Don't Expect Chat Bots to Get Anywhere Anytime SoonDon't Expect Chat Bots to Get Anywhere Anytime Soon
Despite the blind rush, we still have lots more research to do before we start developing really useful chat bots.
December 1, 2016
Despite the blind rush, we still have lots more research to do before we start developing really useful chat bots.
There's a new craze going on. If you've read around lately, you might have noticed that chat bots are all the rage. They are going to replace contact center agents. They are the new mobile app. Every business must have a chat bot.
I have to say, I can't understand this blind rush towards bots.
Bots of today are broken. They are like toddlers in a world of grownups -- they do funny things and are just more entertaining and cute than useful and efficient. To get a glimpse of what I mean, just watch this obvious prank someone decided to pull over Amazon Echo and Google Home:
Everyone and his dog is running to implement chat bots that solve our financial problems, book us vacations, go to court for us to dispute parking tickets, or purchase pizzas with our preferred toppings. But can we slow down a bit and see what is even available to us at this point in time?
We need four ingredients to build a useful chat bot:
1. Top-notch speech-to-text engine
2. Natural language parsing and understanding
3. Ability to understand the concept of context
4. Flexibility to learn automatically
Each one of these ingredients require hard-core analytics and artificial intelligence (AI) capabilities. And we're only scratching the surface of what this really entails.
Why do I know we're not ready for chat bots? By that video up there. The one where the Amazon and Google virtual assistants are each locked in an endless loop answering the same stupid calendar question and, by that, invoking the other to do the same. They lack the intelligence to break the loop and move on.
And yes. We can be sure that Google will fix this behavior in the next week or month, but that's going to be just another if/then/else thing in the code. This nice prank shows exactly what's missing in bots, that being real intelligence... the depth to understand meaning.

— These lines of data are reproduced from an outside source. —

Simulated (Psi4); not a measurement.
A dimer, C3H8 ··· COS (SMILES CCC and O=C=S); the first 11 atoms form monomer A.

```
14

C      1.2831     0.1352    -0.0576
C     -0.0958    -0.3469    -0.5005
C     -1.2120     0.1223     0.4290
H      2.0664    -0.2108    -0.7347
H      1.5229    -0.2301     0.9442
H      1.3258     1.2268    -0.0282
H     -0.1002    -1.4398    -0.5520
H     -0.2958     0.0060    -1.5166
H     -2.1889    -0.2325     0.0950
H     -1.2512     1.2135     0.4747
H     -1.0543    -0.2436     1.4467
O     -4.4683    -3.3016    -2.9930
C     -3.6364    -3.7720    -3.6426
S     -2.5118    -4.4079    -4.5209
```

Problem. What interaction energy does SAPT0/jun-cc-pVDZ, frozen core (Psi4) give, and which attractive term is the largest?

Chat bots can be great for menial tasks -- automating stuff that you can write down in a script with little to no deviation. But they're still not there once things begin to go off-script or become too general in nature.
Can you fill in that gap? Google is ahead of the pack when it comes to AI, but Google Now, Allo, and Google Home still have their own issues with understanding and context.
Despite the big shift towards AI and chat bots in the market today, I feel we're still in the early phases of the R part of R&D and nowhere near something we can call a product.
Who should be doing chat bots then?
But that whole story of chat bots replacing apps? I don't buy that. Not in the short or midterm.